"When people ask you what you are, what do you say?" my cousin asked me. "I say I am Mexican," I responded confidently. "But you're not, you were born [in America]," she said. That interaction, which happened while I visited family in Mexico as a teen, shifted my perception of my identity.
In retrospect, I shouldn't have expected to be completely confident in my identity. It's a hard concept for anyone to grasp, let alone a kid. However, that poignant moment started a domino effect that made me question everything about being Mexican-American.
While I was born and raised in Southern California, my family took annual trips to Mexico to visit extended family — and I really looked forward to those visits.
In Mexico I learned so much about my family's history and culture, but speaking both English and Spanish automatically made me different from my cousins.
For example, I struggled to explain myself completely in Spanish while having a conversation with the same female cousin that ridiculed me for being born in America. She saw my difficulty, let out a big sigh, and said, "just tell your sister what you're trying to say in English."
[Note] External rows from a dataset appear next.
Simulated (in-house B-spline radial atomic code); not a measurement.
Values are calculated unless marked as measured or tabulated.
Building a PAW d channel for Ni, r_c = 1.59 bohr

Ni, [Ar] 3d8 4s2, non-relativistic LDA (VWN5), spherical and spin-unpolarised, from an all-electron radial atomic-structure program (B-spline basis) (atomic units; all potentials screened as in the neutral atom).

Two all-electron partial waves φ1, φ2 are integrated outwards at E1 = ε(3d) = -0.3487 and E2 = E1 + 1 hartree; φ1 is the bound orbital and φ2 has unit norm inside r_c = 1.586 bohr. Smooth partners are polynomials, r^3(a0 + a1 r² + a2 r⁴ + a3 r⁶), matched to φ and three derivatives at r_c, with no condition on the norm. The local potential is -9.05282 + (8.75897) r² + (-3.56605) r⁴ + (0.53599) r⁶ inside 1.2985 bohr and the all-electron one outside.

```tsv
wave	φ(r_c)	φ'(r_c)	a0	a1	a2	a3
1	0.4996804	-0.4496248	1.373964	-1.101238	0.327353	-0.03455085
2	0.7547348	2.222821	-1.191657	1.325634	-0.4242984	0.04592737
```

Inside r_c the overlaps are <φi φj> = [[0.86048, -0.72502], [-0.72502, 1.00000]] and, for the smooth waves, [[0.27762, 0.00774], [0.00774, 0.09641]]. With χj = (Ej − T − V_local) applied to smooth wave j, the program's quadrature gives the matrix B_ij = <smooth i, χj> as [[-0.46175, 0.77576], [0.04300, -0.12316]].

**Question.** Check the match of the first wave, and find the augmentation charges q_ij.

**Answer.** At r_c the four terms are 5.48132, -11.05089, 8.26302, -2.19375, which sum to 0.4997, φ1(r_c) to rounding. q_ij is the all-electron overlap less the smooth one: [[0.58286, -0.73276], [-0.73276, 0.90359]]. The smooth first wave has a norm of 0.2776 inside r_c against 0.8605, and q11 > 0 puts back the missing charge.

I felt useless and humiliated. That feeling arose again when a college classmate asked me if I'd been born in Mexico. That's when I realized that people in America saw me as Mexican first. These moments put me in a confusing predicament. I felt like I didn't fit in Mexico or the United States.
You see, I'd never considered myself different because I grew up in Montebello, California, a suburb of Los Angeles where most people look and speak like me. But once I left the cozy confines of SoCal, I really stood out in non-Latino environments.
In my early 20s, I began traveling throughout Mexico and researching our history in the United States. I studied the history of Mexican settlers, specifically in California. Mexican-Americans have lived in California since Spanish Colonial times, so we consider ourselves some of the first Americans.
Educating myself on Chicano culture helped me come into own identity.
Juggling two cultures is routine for Latinos in the United States. In fact, a lot of us are doing it every single day. The Pew Research Center found that Latinos of Mexican origin account for two-thirds of Latinos in the United States, which means there are 35.3 million Americans who are just like me.
It just took me a long time to realize it.
I had a pivotal moment of clarity while watching "Frida" with some friends. The iconic artist never apologized for being half-German and half-Mexican. She owned both of her identities equally. The movie helped me see the magic and vibrancy of Frida Kahlo's work — and her passion for Mexico. It also helped me understand how Kahlo embraced and navigated her Mexican identity.
After watching the movie, I called my father and literally screamed: "I am so happy that I'm Mexican!"
That moment filled with me pride. I decided that I would never again be ashamed of being Mexican and American. Now, I have no issues telling people how to pronounce my name, what my name means, where I come from, why I have so many damn Day of the Dead skulls, and why Latinos are so obsessed with Selena Quintanilla. I enjoy talking about Latino culture and sharing it even more.
When asked what she tells people about her background, acclaimed author Sandra Cisneros once said: "I usually say Latina, Mexican-American or American Mexican, and in certain contexts, Chicana, depending on whether my audience understands the term or not."
I can relate to Cisneros in that way. While still I come across people who don't understand my background, I now simply say I am Mexican. And I have no problems talking about my identity — in both languages.